Citigroup Inc., the third-biggest U.S. bank, reported a $3.23 billion profit that missed analysts’ estimates as bond trading slumped 26% and U.S. mortgage revenue declined.
Third-quarter net income climbed from $468 million a year earlier, when the bank had a $2.9 billion loss on its brokerage joint venture, and earnings per share rose to $1 from 15 cents, the New York-based bank said today in a statement. Excluding one-time items, profit was $1.02 a share, two cents lower than the average estimate of 26 analysts surveyed by Bloomberg.
Chief Executive Officer Michael Corbat, 53, is eliminating jobs, closing branches and scaling back in some countries to counter weaker revenue from bond trading and a drop in mortgage refinancings. The fixed-income business, which accounted for about 20% of revenue last year, suffered along with home lending on concern the Federal Reserve would reduce monthly debt purchases that drove interest rates near record lows.
“Fixed income, currency and commodities trading is by far the biggest number for all investment banks, including Citi, and that was of course impacted by the seasonality of the quarter and the weakness in September,” Gerard Cassidy, an analyst at RBC Capital Markets, said in an interview on Bloomberg Television.
The shares fell 0.1% to $49.51 at 10:35 a.m. in New York. The stock rose 25% through yesterday, matching the advance for the 24-company KBW Bank Index.
Revenue excluding an accounting adjustment fell 5% from a year earlier to $18.2 billion. Expenses dropped 4% to $11.7 billion, according to the statement. Costs included $677 million for legal matters, a company presentation showed.
“While many of the factors which influence our revenues are not within our full control, we certainly can control our costs,” Corbat said in the statement. “I am pleased with our expense discipline and improved efficiency year-to-date.”
Fixed-income trading revenue excluding an accounting adjustment dropped to $2.78 billion, which compares with estimates of $3.04 billion from Moshe Orenbuch, an analyst at Credit Suisse Group AG, and $2.53 billion predicted by Cassidy at RBC.
The biggest declines came from interest rates and currencies, Chief Financial Officer John Gerspach, 60, said on a conference call with journalists. JPMorgan Chase & Co., the biggest U.S. bank, last week reported an 8% decline in bond trading revenue, to $3.44 billion.
Citigroup’s fixed-income sales and trading division is led by executives including Carey Lathrop, who oversees credit, Andy Morton who manages interest rates and Howard Marsh, head of municipal bonds. Jeffrey Perlowitz and Mark Tsesarsky are co- heads for securitized products, and Anil Prasad runs the currency business.
Revenue from stock trading, a unit run from London by Derek Bandeen, increased 36% from a year earlier to $710 million. Orenbuch estimated $801 million, while Cassidy predicted $848 million.

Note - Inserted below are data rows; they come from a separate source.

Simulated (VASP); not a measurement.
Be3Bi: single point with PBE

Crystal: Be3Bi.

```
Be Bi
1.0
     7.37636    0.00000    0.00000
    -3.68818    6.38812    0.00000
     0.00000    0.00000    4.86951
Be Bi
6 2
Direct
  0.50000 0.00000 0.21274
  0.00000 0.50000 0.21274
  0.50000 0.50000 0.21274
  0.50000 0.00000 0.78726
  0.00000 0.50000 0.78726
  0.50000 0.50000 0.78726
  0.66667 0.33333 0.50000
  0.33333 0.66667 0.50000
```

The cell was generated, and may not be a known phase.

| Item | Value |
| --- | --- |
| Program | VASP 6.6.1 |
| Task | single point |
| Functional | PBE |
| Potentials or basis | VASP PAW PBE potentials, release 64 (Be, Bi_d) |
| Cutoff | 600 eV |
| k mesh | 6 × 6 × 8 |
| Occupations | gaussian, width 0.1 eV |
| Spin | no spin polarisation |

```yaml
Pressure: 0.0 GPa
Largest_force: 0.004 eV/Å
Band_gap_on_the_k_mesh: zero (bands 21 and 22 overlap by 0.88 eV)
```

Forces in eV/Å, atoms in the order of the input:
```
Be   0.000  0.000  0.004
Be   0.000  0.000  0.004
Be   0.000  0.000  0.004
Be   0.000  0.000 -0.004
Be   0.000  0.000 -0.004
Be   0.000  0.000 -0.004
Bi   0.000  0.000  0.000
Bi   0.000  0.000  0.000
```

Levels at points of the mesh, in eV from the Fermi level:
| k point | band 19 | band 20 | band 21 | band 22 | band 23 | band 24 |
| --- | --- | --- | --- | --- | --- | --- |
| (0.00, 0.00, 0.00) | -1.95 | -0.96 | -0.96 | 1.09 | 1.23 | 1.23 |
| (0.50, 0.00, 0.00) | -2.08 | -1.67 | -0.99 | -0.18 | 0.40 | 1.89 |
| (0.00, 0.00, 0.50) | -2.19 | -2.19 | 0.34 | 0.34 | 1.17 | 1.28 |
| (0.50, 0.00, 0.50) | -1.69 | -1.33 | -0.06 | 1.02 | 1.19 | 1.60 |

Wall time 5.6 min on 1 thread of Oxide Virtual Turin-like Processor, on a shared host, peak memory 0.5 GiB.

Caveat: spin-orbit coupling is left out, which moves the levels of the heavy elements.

Fees from investment banking, which includes managing bond and share sales for clients and providing advice on mergers and acquisitions, fell 10% to $839 million. The figure compares with $767 million estimated by Orenbuch and $926 million by Cassidy. Raymond J. McGuire and Tyler Dickson oversee the unit from New York.
Profit at Citigroup’s consumer-banking unit, run by Citigroup co-President Manuel Medina-Mora, fell 23% to $1.62 billion. The unit operates about 4,000 branches across almost 40 countries. U.S. mortgage originations fell to $14.5 billion, the lowest in a year, according to a supplement provided by the bank.
Mortgage refinancings slumped after rates on 30-year loans jumped from historical lows of less than 3.5% earlier this year to an average of 4.32% at the end of September, data compiled by Freddie Mac show. Applications for refinancings, which accounted for 82% of all requests for home loans last year, made up 63% in the third quarter, according to data compiled by the Mortgage Bankers Association.
The bank released $675 million in loan-loss reserves.
Citigroup continued winding down and selling investments in the Citi Holdings unit, which contains a consumer-finance business and billions of dollars of U.S. mortgages. Assets in the division fell 6.9% from the second quarter to $122 billion. Losses at the unit, created in 2009 as a home for the company’s unwanted assets after the financial crisis, narrowed to $104 million from a $570 million loss in the second quarter.
Corbat replaced Vikram Pandit, 56, as CEO in October 2012, after Pandit navigated the bank around a near collapse and repaid a $45 billion U.S. bailout. Since taking over, Corbat has said he would cut 11,000 workers and pull back from consumer banking in markets such as Uruguay, Turkey and Pakistan.
The lender is seeking buyers for 50 Texas branches and plans to sell and lease back an additional 90 in California as it focuses on the biggest urban areas, people with direct knowledge of the moves said in August. Corbat, who previously led the Citi Holdings unit, is looking to cut costs by $900 million this year.
The third-quarter results compared with a $5.58 billion profit reported last week by Wells Fargo & Co., and a $380 million loss for JPMorgan, the first under Chief Executive Officer Jamie Dimon. The New York-based firm took a $7.2 billion charge to cover the cost of mounting litigation and regulatory probes.
Corbat won praise from Sanford “Sandy” Weill, the former chairman and CEO, and Michael Mayo, an analyst at CLSA Ltd. who had spent the past five years telling investors to sell the shares. Weill said in a Sept. 10 interview on CNBC that he’s “finally happy” with management, calling Corbat “terrific.”
In March, the Fed approved Citigroup’s capital plan after the bank outperformed JPMorgan and Goldman Sachs Group Inc. on key measures in an annual stress test of U.S. lenders in a hypothetical slowdown.
“These are the results that will be used in the CCAR stress test in March,” Cassidy said, referring to the Fed’s Comprehensive Capital Analysis and Review tests. “We should see them increase their dividend very sizably in March and also a big buyback,” he said.
Fed Chairman Ben S. Bernanke said May 22 that the central bank may begin slowing, or “tapering,” the $85 billion in monthly bond purchases it has conducted to help boost the economy. The talk led economists to predict the pullback would be announced in September though officials surprised investors by saying Sept. 18 they would maintain purchases.